1st post here. I have a 72' 75/5 trying to remove the FD pinion needle bearing. Mine has a solid pin that stakes the outer bearing race into the bearing pocket. The pin has a very tiny recess cut into it to pull from. of which only a small area is even exposed to grab. With a Lupe there is a visible slight crack in the upper / thinner part of the casting. do I need to be concerned with this?  Before I do something stupid I figured Id ask for a possible procedure. Only thing I have found on the internet is people who have destroyed it and ultimately abandon bearing replacement.  Lastly reason for the change out is after inspection I found the outer roller cage has a tiny split in it. 

Thanks in advance! Ian S

 
Posted : 07/17/2024 04:42
Richard W
(@wobbly)
Posts: 2574
Member
 

First understand, I have never done this repair. The following is my best guess after reviewing exploded diagrams of the final drive housing.

• Since this pin resides in a blind hole, most removal methods are going to be based on drilling or milling the pin out. First step then is to order 4 replacement pins and experiment to determine just how hard is "hard". I give a vey low probability of success with this method.

• Drilling the pin will require more than your normal HSS home drill bit selection. The pin is proabably fairly hard and a small diameter (about 3mm). 

► The only other solution is to drill a new hole in the outside housing which accurately aligns with the pin and tap out the pin from the outside (going toward the inside) with a drift. This option is a near impossibility without a milling machine, a holding stand that keeps the housing stable and the ability to make VERY accurate measurements.

I might drill a 3/16" (0.187") hole, knowing that even a near miss will still expose enough of the (0.118") pin to offer access with a small drift (while the housing is at an elevated temperature). Then this hole can be re-sealed using any number of filler epoxies (like JB Weld) and 3/16" will be easy to hide and almost invisible.

• The removal process may be assisted at some point during the process by heating the FD housing. With castings this size, I greatly prefer hot plates, convection ovens, and/or boiling water to old-school processes like torches. You'll get much better results with the part being more evenly heated.

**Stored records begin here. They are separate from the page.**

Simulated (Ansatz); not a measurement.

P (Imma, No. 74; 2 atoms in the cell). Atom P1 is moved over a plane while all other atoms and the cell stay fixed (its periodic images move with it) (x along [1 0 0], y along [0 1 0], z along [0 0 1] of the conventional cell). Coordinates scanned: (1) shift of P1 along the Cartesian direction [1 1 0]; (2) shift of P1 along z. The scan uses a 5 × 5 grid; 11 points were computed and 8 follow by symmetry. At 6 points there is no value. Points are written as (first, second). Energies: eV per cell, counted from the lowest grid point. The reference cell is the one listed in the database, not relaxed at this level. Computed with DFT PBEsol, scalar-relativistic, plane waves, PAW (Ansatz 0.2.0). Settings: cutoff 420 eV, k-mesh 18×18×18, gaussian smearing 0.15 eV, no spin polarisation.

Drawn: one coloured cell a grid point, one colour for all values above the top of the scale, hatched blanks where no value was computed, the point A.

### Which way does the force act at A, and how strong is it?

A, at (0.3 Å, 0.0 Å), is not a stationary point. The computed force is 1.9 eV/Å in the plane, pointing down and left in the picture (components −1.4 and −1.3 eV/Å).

►► This exercise is going to be filled with pitfalls and all sorts of hidden traps. Let's say you do manage to get the pin out and your bearing replaced... what then ? Pinion bearing replacement is going to necessitate pinion shimming which takes another complete set of exotic measuring tools, including an assortment of shims, 10 thousandths reading dial indictors on magnetic bases, etc. Ring and pinion replacement and setup is specialist work. I have 40 years of motorcycle repair experience, a degree in mechanical engineering, a full set of dial indicators, and access to a Bridgeport vertical mill, etc.... and I would never attempt this job. If this was my bike, I'd be buying another final drive off eBay and getting on with life. There are too many used FD housings laying around and a very low demand. Surely several can be found for a very reasonable price.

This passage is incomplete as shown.